I consider myself lucky because my husband’s work (the main reason why I have been living abroad for almost thirty years) brings me close to a wide community of people from all walks of life. Wherever I have lived, I have easily made connections with a great variety of individuals and families. Fortunately, the mission behind my husband’s work has opened unexpected doors and led me to discover stories I would never have known otherwise.
Even though I have always had privileged channels to interact with people, I have always sought out opportunities to discover different ways of life and unique situations. I strongly believe that if we are to practice empathy, we need to actively get in touch with individuals and situations that we may not otherwise come into contact with in our daily routines, wherever these are.
This is the reason I am so happy and grateful for an event I participated in while recently spending a month in London. InPractice is organised every three months by the Royal Academy of Arts and the idea behind it is very simple (as stated on the RCA website):
“At this event we invite disabled artists and creative people at risk of exclusion from the art world to share their practice with others”
The actual atmosphere and energy this event generated goes beyond words.
One by one artists with different kinds of barriers took the stage. They had ten minutes to talk about themselves and present their work. Some had severe physical disabilities; others came from a history of mental illness or depression; and some had difficulties I couldn’t even pinpoint… but none of this actually matters. What matters is that they were all present to share the one thing they had in common: their love for the arts.
Some of them did this by sharing their stories and explaining how their challenges led them to art or how art allowed them to overcome their challenges. Others simply explained how they work, and the content of their pieces of art. No matter what and how they decided to present, all through the event I felt a wonderful sense of connection to their stories. I was profoundly moved by the chance to stop for a moment in my healthy and privileged routine to listen to these people.

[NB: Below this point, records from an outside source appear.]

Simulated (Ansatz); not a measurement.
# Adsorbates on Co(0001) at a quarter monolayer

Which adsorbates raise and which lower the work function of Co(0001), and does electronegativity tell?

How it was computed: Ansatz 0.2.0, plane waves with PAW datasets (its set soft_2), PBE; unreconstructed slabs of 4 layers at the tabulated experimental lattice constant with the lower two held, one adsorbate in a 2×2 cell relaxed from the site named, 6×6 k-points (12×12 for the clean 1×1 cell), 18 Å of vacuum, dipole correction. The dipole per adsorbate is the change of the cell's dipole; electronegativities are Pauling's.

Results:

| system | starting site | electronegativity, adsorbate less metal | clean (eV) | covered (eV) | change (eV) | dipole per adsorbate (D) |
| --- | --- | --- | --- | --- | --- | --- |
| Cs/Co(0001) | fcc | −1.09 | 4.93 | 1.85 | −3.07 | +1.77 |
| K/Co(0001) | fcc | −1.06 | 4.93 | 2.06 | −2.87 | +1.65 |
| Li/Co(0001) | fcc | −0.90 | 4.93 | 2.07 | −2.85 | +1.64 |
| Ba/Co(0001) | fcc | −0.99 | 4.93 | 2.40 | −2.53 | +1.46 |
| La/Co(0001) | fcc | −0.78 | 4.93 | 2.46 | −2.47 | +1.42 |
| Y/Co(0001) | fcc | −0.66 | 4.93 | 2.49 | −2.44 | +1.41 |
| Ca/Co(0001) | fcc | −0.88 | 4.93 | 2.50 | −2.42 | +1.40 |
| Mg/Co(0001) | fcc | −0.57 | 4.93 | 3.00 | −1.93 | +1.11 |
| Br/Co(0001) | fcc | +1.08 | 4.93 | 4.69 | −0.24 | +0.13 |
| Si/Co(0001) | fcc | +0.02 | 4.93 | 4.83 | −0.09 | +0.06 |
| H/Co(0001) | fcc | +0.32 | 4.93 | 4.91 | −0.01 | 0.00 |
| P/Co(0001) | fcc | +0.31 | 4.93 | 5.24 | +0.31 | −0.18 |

Listening to these artists and exploring how their suffering has developed their art, or how despite their suffering they have managed to produce amazing things, has been deeply heart-warming. All through the event I felt grateful for this protected space where we were given the opportunity to open up to these artists’ stories and empathetically connect with them. They made us laugh, cry, inquire, and applaud – but mostly they opened up and allowed us to walk, even just for a little while, in their shoes while trying to imagine what it means not only to make art but also to live with physical or mental disabilities.